What happens when the laws of gravity are temporarily suspended? Sooner or later, gravity catches up. In their attempt to suspend the laws of accounting, Indian companies are about to learn that lesson.
Succumbing to pressure from corporate lobbies, the government last week went ahead with temporarily suspending a key accounting norm. Accounting Standard (AS) 11 mandates that a company must mark foreign exchange gains or losses to market prices, and reflect this in its quarterly profit and loss (P&L) account.
Illustration: Jayachandran / Mint
Corporations argue against AS-11 because the rupee has seen wild fluctuations. True, a $1,000 loan from a US bank, worth Rs39,000 in 2008, is now worth Rs50,000. That’s a Rs11,000 increase in liability that, according to AS-11, must be deducted from a company’s P&L. Suspending AS-11 would mean ignoring the Rs11,000 loss.

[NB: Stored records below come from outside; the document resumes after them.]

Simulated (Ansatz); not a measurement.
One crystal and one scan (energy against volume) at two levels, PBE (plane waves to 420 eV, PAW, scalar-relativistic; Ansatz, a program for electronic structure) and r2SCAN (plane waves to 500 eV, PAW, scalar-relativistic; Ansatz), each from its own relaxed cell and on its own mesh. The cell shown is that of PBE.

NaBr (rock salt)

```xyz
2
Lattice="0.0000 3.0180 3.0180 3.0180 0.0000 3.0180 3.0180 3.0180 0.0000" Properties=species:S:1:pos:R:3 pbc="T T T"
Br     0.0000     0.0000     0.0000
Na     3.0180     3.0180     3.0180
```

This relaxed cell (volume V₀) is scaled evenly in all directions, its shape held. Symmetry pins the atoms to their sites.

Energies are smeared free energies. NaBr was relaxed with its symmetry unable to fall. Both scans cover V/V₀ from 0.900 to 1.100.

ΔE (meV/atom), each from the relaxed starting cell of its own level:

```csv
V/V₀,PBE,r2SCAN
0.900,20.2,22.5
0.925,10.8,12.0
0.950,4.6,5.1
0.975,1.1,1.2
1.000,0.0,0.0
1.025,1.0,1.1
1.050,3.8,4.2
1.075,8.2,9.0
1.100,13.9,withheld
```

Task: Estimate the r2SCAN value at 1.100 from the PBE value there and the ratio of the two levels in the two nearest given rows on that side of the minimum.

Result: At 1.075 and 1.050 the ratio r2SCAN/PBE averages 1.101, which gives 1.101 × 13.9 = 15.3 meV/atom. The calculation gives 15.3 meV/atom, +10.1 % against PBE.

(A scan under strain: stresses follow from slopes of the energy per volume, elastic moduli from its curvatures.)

This loss is instead transferred to the “Foreign Currency Monetary Item Translation Difference Account” on the balance sheet, something so esoteric that it’s sure to mislead investors trying to figure out the company’s worth. But transparency isn’t the only victim. A recent report from Ernst and Young shows that firms could end up increasing their tax liability. The AS-11 suspension decreases losses on the P&L but increases assets on the balance sheet, which translates into that much more tax the company owes. The suspension is also retroactive from December 2006, which means tax owed from previous periods. Accountants will wake up to find a new tax burden, come next fiscal year.
Firms will have to keep this in mind. But in a rush to avoid showing losses, this advice may fall flat on their ears. Consider the latest corporate debacle: Mint reported on Tuesday that Habil Khorakiwala, chairman of Wockhardt Ltd, attributed the drug maker’s financial problems to forex mark-to-market and derivatives losses. This narrative would have us believe that sidestepping AS-11 easily avoids these losses.
Yet, this narrative shifts blame away from firms such as Wockhardt, which may have invested in complex cross-currency hedges that now leave them too exposed.
These firms don’t want to own up to their foolhardiness or accept the immutable truth of business cycles: What rises in a boom can fall in a bust. So, they alter gravity’s laws, forgetting that the apple will one day land on their heads with a thud.